How one residential school survivor hopes a new school course will build compassion
Charlotte Morris spent 3 years at Shubenacadie Residential School
A P.E.I. woman who was forced into the residential school system hopes a new course that focuses on this piece of Canada's history will help build understanding in Island students.
All kids in Grade 9 now take the course Practicing Reconciliation Through Education in social studies.
"It would be good for understanding and also a big eye-opening," said Charlotte Morris, who spent three years at Shubenacadie Residential School in Nova Scotia in the 1960s starting when she was seven years old.
"I think it's important for the children to know what's going on, and I know Grade Niners ... they're not too young to spring this on them."
Many unaware of this dark history
Morris, who is now 60, says much of the violence and abuse that went on in residential schools has been hidden, and it's important to raise that awareness in young people.
"I'm sure a lot of them will be in shock because they're not going to realize, hey this took place," said Morris, who now lives in Birch Hill.

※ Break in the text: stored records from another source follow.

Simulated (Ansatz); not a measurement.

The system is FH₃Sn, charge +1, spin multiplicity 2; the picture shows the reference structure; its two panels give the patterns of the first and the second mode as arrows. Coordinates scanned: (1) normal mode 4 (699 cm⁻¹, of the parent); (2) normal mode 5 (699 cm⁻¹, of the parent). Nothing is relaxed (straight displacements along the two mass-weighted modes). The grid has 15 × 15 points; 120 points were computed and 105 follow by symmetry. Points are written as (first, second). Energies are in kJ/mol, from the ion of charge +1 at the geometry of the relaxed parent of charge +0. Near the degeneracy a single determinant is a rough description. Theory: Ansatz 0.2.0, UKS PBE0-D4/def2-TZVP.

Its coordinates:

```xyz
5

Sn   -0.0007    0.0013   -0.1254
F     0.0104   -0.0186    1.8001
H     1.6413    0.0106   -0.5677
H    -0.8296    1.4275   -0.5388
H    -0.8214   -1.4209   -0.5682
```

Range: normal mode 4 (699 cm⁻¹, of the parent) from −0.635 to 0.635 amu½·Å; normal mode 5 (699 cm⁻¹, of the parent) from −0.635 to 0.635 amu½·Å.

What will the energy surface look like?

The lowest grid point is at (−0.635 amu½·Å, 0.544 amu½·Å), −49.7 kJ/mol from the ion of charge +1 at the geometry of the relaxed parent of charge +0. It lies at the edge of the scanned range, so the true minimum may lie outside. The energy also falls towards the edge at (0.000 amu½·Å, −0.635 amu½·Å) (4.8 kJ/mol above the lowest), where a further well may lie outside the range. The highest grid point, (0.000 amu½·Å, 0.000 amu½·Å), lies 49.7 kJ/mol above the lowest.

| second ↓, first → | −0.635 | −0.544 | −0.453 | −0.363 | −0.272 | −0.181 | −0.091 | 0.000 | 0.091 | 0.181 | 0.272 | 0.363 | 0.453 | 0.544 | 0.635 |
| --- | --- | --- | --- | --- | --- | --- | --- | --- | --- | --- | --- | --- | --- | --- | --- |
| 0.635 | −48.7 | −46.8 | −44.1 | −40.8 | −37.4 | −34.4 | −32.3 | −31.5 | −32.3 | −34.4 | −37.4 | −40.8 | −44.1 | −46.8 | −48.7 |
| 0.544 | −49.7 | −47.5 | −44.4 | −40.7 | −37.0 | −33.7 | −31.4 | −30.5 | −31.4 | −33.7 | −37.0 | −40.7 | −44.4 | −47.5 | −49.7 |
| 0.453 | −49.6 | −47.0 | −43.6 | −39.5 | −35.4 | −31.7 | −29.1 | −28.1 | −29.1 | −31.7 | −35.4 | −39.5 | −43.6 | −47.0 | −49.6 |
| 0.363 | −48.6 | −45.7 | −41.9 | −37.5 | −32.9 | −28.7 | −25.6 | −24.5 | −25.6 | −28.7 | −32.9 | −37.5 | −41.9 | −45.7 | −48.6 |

"They'll probably find it hard to believe."
I was lost. My identity was gone. You know, I just didn't feel like a person.— Charlotte Morris
Morris still has vivid memories of the day she and her older sister, Margaret, and younger brother, Harry, were put in a car and driven away from their home on Lennox Island, P.E.I.
"Didn't have a clue what was going on. No one had told us where we were going."
Around 120 First Nations children would have been at Shubenacadie when Morris and her siblings were there. Morris and her sister are two of 26 survivors from P.E.I. who are still living.
Lost language, family ties
Morris remembers how big the place felt that first day, counting the flights of stairs she had to climb to get to the dormitory, and how scary the nuns seemed.
"You know, afraid of them because we were with strangers. Like, we didn't say a word. We just cried."
After that first day, Morris and her sister weren't allowed any contact with their little brother. The only time girls and boys saw each other was during mealtimes in the large dining hall, but even then Morris said the boys were on one side and the girls on the other.
"You couldn't even say, 'Hi,' to them. You couldn't even talk to them. You weren't allowed to do that."
Every night trying to fall asleep, Morris held out hope she would get to go home, but it would be a year before that happened, when Morris and her siblings went home for the summer.
Took 20 years to begin recovery
Morris only spent three years at the school, but said it took two decades for her to start to recover emotionally from the treatment she and other students faced while they were there, like being forced to stay outside in bad weather.
"It could be freezing cold out there, it could be raining and they won't let you in, even if you knock on the door to come in. They'd keep the door locked."
Morris remembers feeling helpless, crouched at the door, watching girls cry.
But there was one small silver lining — outside, the girls could speak to each other in Mi'kmaq, something they would be severely punished for when the nuns were around.
Home life crumbled
When the school closed three years later, Morris headed home to Lennox Island, but the damage from those years had already been done.
We've been told it goes through seven generations before the effects disappear. As this happened during most of our lifetimes, we still have a long way to go.— Tammy MacDonald, historical researcher with the Mi'kmaq Confederacy of Prince Edward Island
"I was lost. My identity was gone. You know, I just didn't feel like a person. I wasn't able to function on my own."
Home wasn't the same either. Her parents had split up and alcohol had taken over their lives, said Morris.
"So we didn't have a happy home to go to. We were free, but we weren't free in a happy way."
Ten years after a bad first marriage that included drinking and drugs, Morris finally sought counseling at the age of 29. She said unraveling that emotional damage took time.
'I had no parenting skills'
"For a while, I didn't know what a normal life should be. I didn't know what I was supposed to be feeling."
Morris admits her emotional struggles have had an impact on her four children as well.
"I didn't have an idea how to bring up kids," said Morris.
"I had no parenting skills because I didn't learn anything when I was a teenager, cause, like I said, my parents were into their addictions, in their drinking, and not able to be there for us at a young age. So I didn't have a clue what I was supposed to do."
A generational echo
Tammy MacDonald, a historical researcher with the Mi'kmaq Confederacy of Prince Edward Island who was a consultant for the Grade 9 course, said the emotional effects of residential school take generations to heal.
"We've been told it goes through seven generations before the effects disappear. As this happened during most of our lifetimes, we still have a long way to go," said MacDonald.
We're not dealing with our problems. We keep it inside us. We're too scared to talk about it because that abuse is still there ... So it's good that they know this.— Charlotte Morris
She hopes the knowledge shared in the course will help students understand what First Nations peoples are still going through today. That's Morris's hope as well.
"That way they will understand why some of us behave in a certain way. Like we can't reach out, like we're not trained to reach out. We're not dealing with our problems. We keep it inside us. We're too scared to talk about it because that abuse is still there," said Morris.
"So it's good that they know this."
Morris said she still hasn't completely recovered from what she went through, but she's still striving to get there.